# Grouping the content of Vectors

## Before reading this

You should work through these notebooks on [named expressions and methods](named-expressions.ipynb), [Vectors](vectors.ipynb) and [Maps](maps.ipynb).


## A sample problem, and approach to a solution

We want to group together words in a text beginning with the same letter, and count how many words in the text begin with each letter.

One definition of "word" could be units separated by white space.  We can easily create a collection of words in this sense by applying the `split` method on a String.

If we group all the occurrences of the same word together in a collection, we can count the occurrences in each collection, and sort the results alphabetically.

We'll test this out on the copy of [Lincoln's Gettysburg Address now in the White House and formerly in the possession of Colonel Alexander Bliss](http://www.abrahamlincolnonline.org/lincoln/speeches/gettysburg.htm).

In [None]:
val blissCopy = """Four score and seven years ago our fathers brought forth on this continent, a new nation, conceived in Liberty, and dedicated to the proposition that all men are created equal.

Now we are engaged in a great civil war, testing whether that nation, or any nation so conceived and so dedicated, can long endure. We are met on a great battle-field of that war. We have come to dedicate a portion of that field, as a final resting place for those who here gave their lives that that nation might live. It is altogether fitting and proper that we should do this.
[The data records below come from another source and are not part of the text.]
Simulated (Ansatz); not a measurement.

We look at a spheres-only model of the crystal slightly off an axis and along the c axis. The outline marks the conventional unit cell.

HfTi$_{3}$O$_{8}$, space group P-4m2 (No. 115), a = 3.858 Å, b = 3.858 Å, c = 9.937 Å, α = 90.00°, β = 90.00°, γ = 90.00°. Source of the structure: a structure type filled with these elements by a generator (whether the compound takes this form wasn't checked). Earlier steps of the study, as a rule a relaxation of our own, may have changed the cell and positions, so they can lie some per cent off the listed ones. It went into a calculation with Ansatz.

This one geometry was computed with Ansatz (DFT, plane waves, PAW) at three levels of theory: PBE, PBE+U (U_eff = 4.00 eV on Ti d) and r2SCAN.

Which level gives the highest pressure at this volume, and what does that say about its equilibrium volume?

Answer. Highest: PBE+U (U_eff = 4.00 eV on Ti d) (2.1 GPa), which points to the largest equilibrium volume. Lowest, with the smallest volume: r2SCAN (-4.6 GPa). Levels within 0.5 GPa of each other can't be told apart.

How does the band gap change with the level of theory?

But, in a larger sense, we can not dedicate -- we can not consecrate -- we can not hallow -- this ground. The brave men, living and dead, who struggled here, have consecrated it, far above our poor power to add or detract. The world will little note, nor long remember what we say here, but it can never forget what they did here. It is for us the living, rather, to be dedicated here to the unfinished work which they who fought here have thus far so nobly advanced. It is rather for us to be here dedicated to the great task remaining before us -- that from these honored dead we take increased devotion to that cause for which they gave the last full measure of devotion -- that we here highly resolve that these dead shall not have died in vain -- that this nation, under God, shall have a new birth of freedom -- and that government of the people, by the people, for the people, shall not perish from the earth.

"""

The `split` method creates an Array;  we'll convert this to a more convenient Vector.

In [None]:
val words = blissCopy.split(" ").toVector

Strings are actually just Vectors of Characters, so we can use the `head` method to identify the first letter of a String, as in this example.

In [None]:
"Gettysburg Address".head

The Vector class has a method called `groupBy` that creates a Map.  The keys to the Map are the units you group things by;  the values associated with each key are Vectors with one or more elements of the original Vector.

The syntax looks a lot like the syntax you know for `filter` and `map` methods on Vectors. On the left of the fat arrow, we supply a name that will be used for every element in the Vector.  On the right of the fat arrow, we define an expression that will be used to group elements together.  Here, we're grouping every word in the Vector by its first letter (`wrd.head`).

In [None]:
val groupedByLetter = words.groupBy( wrd => wrd.head)



As you can see, the result is a Map: its keys are Chars; its values are Vectors of Strings.  Chars are single characters.  We can express character values between single quotes. (Note the difference from Strings, that we can express between double quotes.)

We can use normal Map notation to see what words begin with `'s'`, for example:

In [None]:
groupedByLetter('s')


To find out how many words occur for each letter, we only need to find the size of the Vector associated with each key.  We can map each key / value pair to a pairing of the key with the vector's size.

In [None]:
val groupedByCount = groupedByLetter.map{ case (k,v) => (k, v.size) }

The result is now a Map of characters to integers:  the number of words occurring for each letter.

We would like to be able to sort the results easily, but Maps are unordered.  One step will convert the Map to a Vector.

In [None]:
val letterCounts = groupedByCount.toVector

We have turned the Map into a Vector of tuples.  Each tuple groups a character and an integer.

Let's sort the Vector by the first component of the tuple.

In [None]:
val alphabetic = letterCounts.sortBy(  tupl => tupl._1)

Obviously we could equally easily sort by the count.  If we want to sort from most frequent to least frequent, we can reverse the default sorting from least to greatest.

In [None]:
val numericDescending = letterCounts.sortBy( tupl => tupl._2).reverse

`'t'`, '`a`' and `'w'` are the only letters that begin more than 20 words of the Gettsburg Address.

## Summary

- The `groupBy` method of the Vector class creates a Map using expressions you define as the key; its associated value is a Vector of elements from the original Vector.
- We transformed each map value's Vector to its size using the Map class' `map` method.
- To simplify sorting, we converted the final Map to a Vector.